IT’S NOT EXACTLY BRITAIN ceding Hong Kong back to China, but the May election in which McAllen mayor Othal Brand was turned out of office was significant on two fronts. First, Leo Montalvo’s razor-thin victory—a 144-vote margin out of more than 13,000 votes cast—earned him the distinction of being the first Hispanic to lead one of the Rio Grande Valley’s biggest and most-Hispanic cities. Second, and more important, it ended Brand’s twenty-year reign, the longest tenure of any big-time Texas mayor and certainly one of the most colorful.

Though there were obvious Anglo-versus-Latino implications, the differences between Montalvo and Brand boiled down to style. Montalvo, 53, is a relatively low-key former public school educator who earned a law degree from the University of Texas while in his thirties and went on to serve for fourteen years as one of McAllen’s city commissioners. By contrast, the 77-year-old Brand is an agribusinessman who made his name trucking onions from Georgia to the Valley in the forties. He’s also a gruff, opinionated ex-Marine who has never shied away from confrontation or controversy. As a grower in 1975, he requested that then-governor Dolph Briscoe call in the National Guard to put down a strike by the United Farm Workers. As mayor he fought price gouging by local gasoline retailers by selling cheaper gas to the public from his own pumps. And he was the kind of politician who refused to change with the times: In August 1995, for instance, when Brand issued a ticket to Houston truck driver Ramiro Montes—whom he alleged was doing 65 miles per hour in a 35 mile-per-hour zone—he informed him, “This is the United States; this isn’t Mexico.” (A jury ultimately dismissed Montes’ ticket.) And after the election Brand grumbled to a McAllen Monitor reporter that he saw “hundreds of people who didn’t speak a word of English hauled out” to vote.

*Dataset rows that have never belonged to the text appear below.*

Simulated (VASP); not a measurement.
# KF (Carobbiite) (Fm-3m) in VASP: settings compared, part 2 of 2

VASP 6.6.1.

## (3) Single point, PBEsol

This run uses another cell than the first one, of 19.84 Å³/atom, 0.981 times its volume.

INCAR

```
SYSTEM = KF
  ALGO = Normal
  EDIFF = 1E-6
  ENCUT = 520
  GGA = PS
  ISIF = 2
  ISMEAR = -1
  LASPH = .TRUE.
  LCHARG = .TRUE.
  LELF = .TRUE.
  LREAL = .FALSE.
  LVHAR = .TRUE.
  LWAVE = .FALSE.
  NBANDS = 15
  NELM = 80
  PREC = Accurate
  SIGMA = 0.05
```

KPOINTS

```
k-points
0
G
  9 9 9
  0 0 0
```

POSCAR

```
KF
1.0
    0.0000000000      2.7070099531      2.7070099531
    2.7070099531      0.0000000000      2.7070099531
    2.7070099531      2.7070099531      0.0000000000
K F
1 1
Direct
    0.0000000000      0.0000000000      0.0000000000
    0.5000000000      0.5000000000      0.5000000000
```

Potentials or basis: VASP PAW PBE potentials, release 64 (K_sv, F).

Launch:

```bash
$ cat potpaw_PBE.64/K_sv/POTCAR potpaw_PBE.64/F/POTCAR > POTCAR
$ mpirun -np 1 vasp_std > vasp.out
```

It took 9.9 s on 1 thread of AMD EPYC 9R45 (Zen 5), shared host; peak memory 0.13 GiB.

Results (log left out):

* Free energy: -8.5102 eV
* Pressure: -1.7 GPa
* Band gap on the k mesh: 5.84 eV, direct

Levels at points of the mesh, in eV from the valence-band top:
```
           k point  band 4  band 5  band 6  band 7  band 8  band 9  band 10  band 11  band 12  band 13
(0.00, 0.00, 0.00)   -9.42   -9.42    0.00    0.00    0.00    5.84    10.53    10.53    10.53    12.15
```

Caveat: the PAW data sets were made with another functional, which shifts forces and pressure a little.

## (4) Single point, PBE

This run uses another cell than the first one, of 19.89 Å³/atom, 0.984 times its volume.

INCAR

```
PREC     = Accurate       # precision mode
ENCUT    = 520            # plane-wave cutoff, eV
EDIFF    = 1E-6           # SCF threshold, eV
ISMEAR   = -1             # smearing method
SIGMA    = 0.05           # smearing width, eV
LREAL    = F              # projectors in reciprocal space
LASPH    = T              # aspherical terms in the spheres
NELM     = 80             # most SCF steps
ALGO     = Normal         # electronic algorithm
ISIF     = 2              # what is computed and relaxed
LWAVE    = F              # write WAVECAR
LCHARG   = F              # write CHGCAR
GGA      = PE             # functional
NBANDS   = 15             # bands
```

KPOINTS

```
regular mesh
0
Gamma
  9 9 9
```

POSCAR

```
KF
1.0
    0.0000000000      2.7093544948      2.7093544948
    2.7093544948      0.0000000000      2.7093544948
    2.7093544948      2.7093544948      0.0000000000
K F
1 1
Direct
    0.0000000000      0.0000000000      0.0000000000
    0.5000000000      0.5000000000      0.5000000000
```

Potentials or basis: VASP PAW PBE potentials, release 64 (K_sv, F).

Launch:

Such antics belie the broad support Brand long enjoyed among Hispanics as well as Anglos. He was instrumental in bringing water and sewer facilities to numerous colonias. He helped build orphanages. The McAllen Boys and Girls Club building bears his name, a tribute to his tireless fundraising efforts. And his leadership helped McAllen grow and prosper, despite having one of the highest unemployment rates in the nation.

But for all his civic acumen, Brand was occasionally tone-deaf when it came to the politics of perception. As the McAllen Monitor reported, Brand received a $36,000 commission from the 1995 sale to the city of property he managed for an out-of-town landowner. Though the mayor had abstained from voting on the site acquisition, and though the purchase was well below market value, the buzz was that he had profited from an insider deal. Signs reading “$36,000”—nothing more—popped up around town, and the issue nagged him during the campaign’s waning days.

What now for McAllen? Mayor Montalvo has already instituted at least one symbolic change, retiring the gavel Brand relished wielding to maintain order at city commission meetings. And what lies ahead for Brand? Ever the curmudgeon, he refused to be interviewed for this story.